ARM Cortex A9 was announced in October 2007, the Cortex A53 in October 2012. But 5 years newer doesn't tell the whole story. The design choices were different.

A9
The ARM Cortex A9 was designed as a 'performance' core (with a power budget) and is dual-issue, Out-of-Order. In other words, it can decode/send two instructions per clock to the execution units and reorder them if necessary to extract extra performance. But a Vector Floating Point (VFP) execution unit is not mandatory in the A9. Most A9s have the (optional) Vector Float Point v3 (VFPv3) for handling FP though. It has 32 registers of 64-bits with NEON capability. NEON is ARMs name for a SIMD. If I understand it all correctly the A9 is limited to 1 DP Float per clock.

A53
ARM designed A53 with (high) power efficiency in mind as it is supposed to fill the roll of 'little' cores in their little.BIG philosophy. So in many high-end devices (mostly phones) they are coupled with more powerful A57 or A72 cores. When maximum responsiveness is needed (loading websites/apps, games, etc) the A57/A72 cores are used. While the A53s handles background tasks with their greater efficiency in order to extend battery life. Anandtech tested them in the Samsung Exynos 7420 and 5433, taking into account overhead and different frequencies and concluded a Cortex A53 core consumes ~200mW/core @1.4GHz (see attached graph). A53 is a dual-issue in-order design with a VFPv4 + (advanced) NEON mandatory. The VFPv4 has 32 registers of 128-bits, theoretically allowing it to process 2 DP Floats per clock.

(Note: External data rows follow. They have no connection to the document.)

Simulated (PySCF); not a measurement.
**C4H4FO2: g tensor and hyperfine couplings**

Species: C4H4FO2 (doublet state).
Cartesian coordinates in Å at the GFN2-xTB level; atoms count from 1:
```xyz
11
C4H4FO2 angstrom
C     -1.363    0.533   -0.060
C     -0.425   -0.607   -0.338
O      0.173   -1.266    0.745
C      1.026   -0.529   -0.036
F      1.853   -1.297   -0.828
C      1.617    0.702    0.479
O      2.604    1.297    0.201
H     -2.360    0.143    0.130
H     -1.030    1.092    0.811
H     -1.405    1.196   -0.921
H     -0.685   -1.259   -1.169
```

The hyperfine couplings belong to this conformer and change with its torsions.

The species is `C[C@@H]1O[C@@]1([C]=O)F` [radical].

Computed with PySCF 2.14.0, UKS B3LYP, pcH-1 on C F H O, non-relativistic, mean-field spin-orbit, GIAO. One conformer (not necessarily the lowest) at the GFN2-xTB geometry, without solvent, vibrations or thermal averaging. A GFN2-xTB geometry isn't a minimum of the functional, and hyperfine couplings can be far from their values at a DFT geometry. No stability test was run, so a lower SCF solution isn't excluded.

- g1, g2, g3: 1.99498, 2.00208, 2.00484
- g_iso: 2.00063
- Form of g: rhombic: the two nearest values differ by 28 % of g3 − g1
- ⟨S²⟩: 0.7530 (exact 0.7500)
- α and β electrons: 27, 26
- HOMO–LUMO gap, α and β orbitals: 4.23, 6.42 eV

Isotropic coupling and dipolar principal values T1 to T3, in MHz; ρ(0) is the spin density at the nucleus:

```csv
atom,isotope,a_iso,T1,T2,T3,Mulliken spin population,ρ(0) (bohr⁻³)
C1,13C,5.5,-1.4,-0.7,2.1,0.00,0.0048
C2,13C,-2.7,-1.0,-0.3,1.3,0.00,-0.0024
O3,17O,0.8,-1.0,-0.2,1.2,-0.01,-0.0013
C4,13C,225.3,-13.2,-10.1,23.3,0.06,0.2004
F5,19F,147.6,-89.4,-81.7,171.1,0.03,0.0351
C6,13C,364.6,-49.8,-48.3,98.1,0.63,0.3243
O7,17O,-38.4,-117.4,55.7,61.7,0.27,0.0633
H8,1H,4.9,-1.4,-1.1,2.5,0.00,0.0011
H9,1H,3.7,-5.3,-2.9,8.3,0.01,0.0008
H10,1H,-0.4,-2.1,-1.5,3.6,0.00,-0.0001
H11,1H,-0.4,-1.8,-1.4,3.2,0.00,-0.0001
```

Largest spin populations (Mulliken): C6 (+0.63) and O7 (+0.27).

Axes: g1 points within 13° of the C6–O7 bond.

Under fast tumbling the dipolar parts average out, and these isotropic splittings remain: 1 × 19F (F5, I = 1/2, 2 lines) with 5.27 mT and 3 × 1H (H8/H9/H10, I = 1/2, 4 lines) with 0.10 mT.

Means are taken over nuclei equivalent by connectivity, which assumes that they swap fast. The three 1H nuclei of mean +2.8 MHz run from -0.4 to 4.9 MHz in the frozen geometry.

Other differences which could impact performance of the ODROID-U2 vs. PINE64
ODROID-U2 has 1MB L2 cache (shared amongst the cores), PINE64 512KB L2 (shared amongst the cores).
Fab: 32nm (U2) vs. 40nm (PINE64) which might explain/allow the U2 to clock slightly higher (1.7GHz vs 1.4GHz).

If anybody has a board with A57s or A72s, please share your benchmarks, we're curious how they perform :).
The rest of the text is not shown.